A relative calm

Since the 2003 U.S.-led invasion of Iraq and subsequent government contract work given to Halliburton, protesters have made huge showings at the company’s annual shareholder meetings.
But this year, while the protests continued, the detractors were calmer and fewer in number. That’s in part because Halliburton moved its annual meeting to Duncan, Okla., instead of at its traditional Houston hotel venue.
More than 200 shareholders attended the meeting in the town of 22,500 where the company is the largest employer. But only about 100 protesters turned out for the meeting — less than half as many as last year. Sixteen were arrested after trying to leave the fenced-off area designated for company detractors.
Even so, Maureen Haver of the Houston Global Awareness Collective said she’s pleased considering the remote location. Duncan is about two hours south of Oklahoma City and three hours north of Dallas.
“I come from an oil family. I’ve seen both sides. I understand that people are just trying to make a living,” Haver said. “But the bribery and overcharging and investigations . . . they’re not just hurting other people. They could be potentially hurting their own shareholders and employees in the end, too.
“We’ve already seen what happens without transparency in Houston. We had Enron.”
Halliburton Chairman and CEO David Lesar said he respects the protesters’ First Amendment rights, but disagrees with their arguments. Last year the company’s earnings per share from continuing operations saw a five-fold increase despite a declining workload in Iraq.
“I respect their views even if I disagree with most, if not all, of them,” he said. “If they want to use a forum like this to express those views then God love ’em. This is America and people have the right to do that.”
Michael McPhearson, an Army veteran who served in the first Gulf War and has a son serving in Iraq right now, is active in Veterans for Peace.
He traveled to Duncan from St. Louis for the protests outside Halliburton’s annual meeting and said his biggest problem with the company is that Vice President Dick Cheney, who used to head Halliburton before Lesar took over in 2000, has profited too much from the military and Halliburton operations in Iraq that go hand-in-hand.
“I understand the concept of people getting compensated even after their job is over. It’s not that, but it’s that it’s so much. Why can’t he donate that money, give some of it back?” McPhearson said.
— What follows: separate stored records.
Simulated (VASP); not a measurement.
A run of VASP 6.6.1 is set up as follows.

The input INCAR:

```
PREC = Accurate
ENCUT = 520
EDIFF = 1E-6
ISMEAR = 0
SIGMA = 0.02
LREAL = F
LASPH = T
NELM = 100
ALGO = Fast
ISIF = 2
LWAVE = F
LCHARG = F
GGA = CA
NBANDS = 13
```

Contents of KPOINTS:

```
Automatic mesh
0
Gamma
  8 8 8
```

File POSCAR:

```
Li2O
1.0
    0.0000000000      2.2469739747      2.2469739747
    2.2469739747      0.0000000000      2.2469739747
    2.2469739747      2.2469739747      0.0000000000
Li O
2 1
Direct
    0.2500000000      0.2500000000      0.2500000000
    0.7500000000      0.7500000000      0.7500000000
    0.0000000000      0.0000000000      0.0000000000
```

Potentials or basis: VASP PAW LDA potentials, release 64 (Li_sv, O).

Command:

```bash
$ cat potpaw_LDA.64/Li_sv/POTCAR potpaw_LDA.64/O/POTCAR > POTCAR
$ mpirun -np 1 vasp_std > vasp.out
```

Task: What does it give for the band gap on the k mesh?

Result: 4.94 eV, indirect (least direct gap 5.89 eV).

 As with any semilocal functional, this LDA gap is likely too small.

“And now there are stories of soldiers not having enough food, enough water, not getting their mail. If soldiers were doing these critical jobs instead of Halliburton they would be getting done, because they recognize that could be their buddy on the other end who’s in need,” he said. “I just don’t think civilian leaders and executives at Halliburton really care about the soldiers.”
Lesar told shareholders, “I’m proud of our folks there and … we will continue to support the troops.”
After the meeting, he told reporters, “I can’t change the fact that my predecessor is now the vice president of the United States.”